EU regulations to spur on biometric payments
Written by Peter Walker
European Union regulations coming into place next September will lead to a significant increase in the use of biometric technology to authenticate who is paying, according to Mastercard.
In terms of card payments, currently just 1-2 per cent of online transactions require cardholder authentication to complete a transaction - mostly likely using a password - but this is set to rise to 25 per cent from next autumn.
The EU rules aim to tackle online fraud, by increasing the number of transactions subject to two factors of authentication by the payer, known as Strong Customer Authentication (SCA).
Authentication for online payments and account access will be based on the use of two or more different factors in the future:
• Something you know, such as a password.
• Something you have, such as a phone or card.
• Something you are, such as a fingerprint.
This will mostly impact card payments made over the internet - be it a desktop or mobile purchase - and will also apply to some contactless transactions, as a periodic check to ensure the card is being used by its rightful owner. However, in store chip and pin transactions are already complaint and use two factors.
Although the heightened security measures are designed to protect consumers and businesses from being defrauded, Mastercard is working with banks and the rest of the industry to ensure they are implemented without ‘disrupting’ the convenience of payments for consumers.
Ajay Bhalla, president of global enterprise risk and security at Mastercard, called the use of passwords to authenticate someone “woefully outdated”, with consumers forgetting them and retailers facing abandoned shopping baskets.

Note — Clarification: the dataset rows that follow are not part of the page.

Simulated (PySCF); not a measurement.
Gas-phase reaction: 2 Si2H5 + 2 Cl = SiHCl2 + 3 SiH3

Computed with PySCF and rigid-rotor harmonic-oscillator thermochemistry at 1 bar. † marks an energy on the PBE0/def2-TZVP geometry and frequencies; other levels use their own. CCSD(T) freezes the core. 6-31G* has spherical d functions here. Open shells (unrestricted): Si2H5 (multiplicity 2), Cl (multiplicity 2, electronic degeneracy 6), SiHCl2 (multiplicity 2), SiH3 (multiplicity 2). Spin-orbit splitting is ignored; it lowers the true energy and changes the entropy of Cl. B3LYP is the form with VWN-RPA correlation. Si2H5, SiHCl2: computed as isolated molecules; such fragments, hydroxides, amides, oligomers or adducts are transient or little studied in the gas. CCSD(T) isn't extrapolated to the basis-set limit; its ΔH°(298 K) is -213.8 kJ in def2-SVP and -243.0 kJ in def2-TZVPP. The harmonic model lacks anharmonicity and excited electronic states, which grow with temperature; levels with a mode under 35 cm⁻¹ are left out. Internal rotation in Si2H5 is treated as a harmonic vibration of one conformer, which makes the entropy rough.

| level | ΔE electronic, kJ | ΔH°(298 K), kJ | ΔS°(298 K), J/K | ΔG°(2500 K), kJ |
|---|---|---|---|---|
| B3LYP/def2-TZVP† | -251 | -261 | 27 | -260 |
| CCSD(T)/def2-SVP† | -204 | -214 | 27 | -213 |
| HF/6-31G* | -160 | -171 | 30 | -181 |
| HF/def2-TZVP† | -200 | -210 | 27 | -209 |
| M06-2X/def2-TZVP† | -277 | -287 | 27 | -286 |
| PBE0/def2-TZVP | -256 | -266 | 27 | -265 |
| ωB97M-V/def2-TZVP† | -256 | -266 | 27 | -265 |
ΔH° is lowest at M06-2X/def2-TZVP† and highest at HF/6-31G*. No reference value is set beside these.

“In payments technology this is something we’re closing in on as we move from cash to card, password to thumbprint, and beyond to innovative technologies such as artificial intelligence – it’s far easier to authenticate with a thumbprint or a selfie, and it’s safer too,” he commented.
Mastercard is also testing a next generation biometric payment card, with an in-built fingerprint sensor. The card is being piloted in South Africa and can be used to verify in-store purchases without the need to upgrade existing payment terminals.